Source:
"The ... Goreh-Jask pipeline project saw a major advance last week with the commencement last week of offshore pipe-laying operations.
... the early-production phase of the Jask Oil Terminal Development Project is 70 per cent complete, allowing the project to come online by late March 2021.
After the completion of this first phase of offshore pipeline laying, the Goreh-Jask pipeline will begin full pumping tests aimed at ascertaining its capacity to transfer 350,000 barrels per day (bpd) of light, heavy, and ultra-heavy crude oil through the 1,100 km-long, 46 inch diameter pipeline that runs from the Goreh oil terminal in the north-west Bushehr Province to Mobarak Mount in the western Jask region along the Sea of Oman.
... The initial focus of the oil-transfer chain across the Goreh-Jask pipeline will be the huge oil fields cluster in the West Karoun region, which are the current focus of plans between Iran and China to boost short-term oil production as part of the two countries’ 25-year plan.
... After the initial testing of the first phase infrastructure has been completed, with 350,000 bpd transferred, the figure will be increased to a daily delivery capacity 460,000 bpd of heavy crude oil and 254,000 bpd of light crude oil to export terminals.
Phase 2 will involve the transfer more than one million barrels of crude oil to export terminals.
... the West Karoun oil fields’ cluster alone comprises North and South Azadegan, North and South Yaran, and Yadavaran – plus some lesser fields – which together contain at least 67 billion barrels of oil in place.
The oil will then be stored once it has arrived in Jask in one of the 20 storage tanks each capable of storing 500,000 barrels of oil, in the first phase (totalling 10 million barrels)
for later loading on to very large crude carriers (VLCCs) headed from the Gulf of Oman and into the Arabian Sea and then on to the Indian Ocean.
The second phase will see an expansion to an overall storage capacity of 30 million barrels.

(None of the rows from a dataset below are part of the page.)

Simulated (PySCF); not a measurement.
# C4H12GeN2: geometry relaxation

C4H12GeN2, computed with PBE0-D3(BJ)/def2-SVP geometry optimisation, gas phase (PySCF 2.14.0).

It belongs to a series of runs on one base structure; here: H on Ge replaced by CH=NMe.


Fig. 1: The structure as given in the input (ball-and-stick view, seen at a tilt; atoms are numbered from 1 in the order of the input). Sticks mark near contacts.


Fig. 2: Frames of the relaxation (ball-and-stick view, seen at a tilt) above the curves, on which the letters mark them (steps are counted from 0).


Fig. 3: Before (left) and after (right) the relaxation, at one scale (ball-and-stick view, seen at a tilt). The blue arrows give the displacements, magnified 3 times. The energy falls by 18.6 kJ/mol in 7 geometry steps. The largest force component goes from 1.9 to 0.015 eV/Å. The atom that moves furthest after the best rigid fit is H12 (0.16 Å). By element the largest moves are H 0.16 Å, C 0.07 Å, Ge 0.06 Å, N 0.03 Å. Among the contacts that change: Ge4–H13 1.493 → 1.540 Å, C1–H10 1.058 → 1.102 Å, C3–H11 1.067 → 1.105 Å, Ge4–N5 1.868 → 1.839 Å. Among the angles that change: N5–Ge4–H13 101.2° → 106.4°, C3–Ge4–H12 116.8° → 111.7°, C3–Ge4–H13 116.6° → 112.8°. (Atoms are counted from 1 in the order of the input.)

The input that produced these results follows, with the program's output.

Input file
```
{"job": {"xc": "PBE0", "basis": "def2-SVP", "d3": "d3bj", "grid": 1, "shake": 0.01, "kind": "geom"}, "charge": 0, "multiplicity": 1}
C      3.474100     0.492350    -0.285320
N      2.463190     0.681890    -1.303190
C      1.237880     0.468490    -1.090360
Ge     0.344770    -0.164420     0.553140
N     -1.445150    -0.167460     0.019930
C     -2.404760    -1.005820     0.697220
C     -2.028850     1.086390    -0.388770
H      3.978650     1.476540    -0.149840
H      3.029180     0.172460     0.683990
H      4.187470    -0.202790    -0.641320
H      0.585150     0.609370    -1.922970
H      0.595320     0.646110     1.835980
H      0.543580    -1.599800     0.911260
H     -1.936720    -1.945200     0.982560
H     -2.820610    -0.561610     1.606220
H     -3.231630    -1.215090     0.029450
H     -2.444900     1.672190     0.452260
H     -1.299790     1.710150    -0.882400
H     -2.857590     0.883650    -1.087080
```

These VLCCs will be accommodated in shipping facilities costing around US$200 million in the first phase, although the plans are to expand capacity to allow for further regular shipping of various oil-adjunct and petrochemical products in particular demand in Asia.
... the pipeline will allow Iran another method by which it can export huge amounts of oil without being prey to U.S. sanctions and it will also allow Iran to do this whilst at the same time causing chaos for a third of the rest of the world’s oil shipments through blockading the Strait of Hormuz, should it wish to do so again.
“The logistical model Iran has at present is not sustainable in the current circumstances, with around 90 per cent of all of its oil for export currently loaded at Kharg Island – with most of the remaining loads going through terminals on Lavan and Sirri - making it an obvious and easy target for the U.S. and its proxies to cripple Iran’s oil sector and therefore its economy,” a senior oil and gas industry source who works closely with Iran’s Petroleum Ministry told OilPrice.com.
" ... Iran wants to be able to use the threat – or reality – of closing the Strait of Hormuz for political reasons without also completing destroying its own oil exports revenue stream,” he said.
... Additionally positive for Iran is that having a huge oil storage capacity available just a short direct sea journey away from Pakistan and then on into China is likely to result in the final go-ahead for the construction of the Iran-Pakistan oil and gas pipeline, and then put further pressure on the developing India-UAE-U.S. relationship as India may well think that resuscitating the Iran-Pakistan-India pipeline is preferable to the current plans with the UAE.
It also means that Iran can send oil supplies – and anything else it wants in the tankers – to the Houthi faction in Yemen to keep a constant threat to the Saudi southern flank ... "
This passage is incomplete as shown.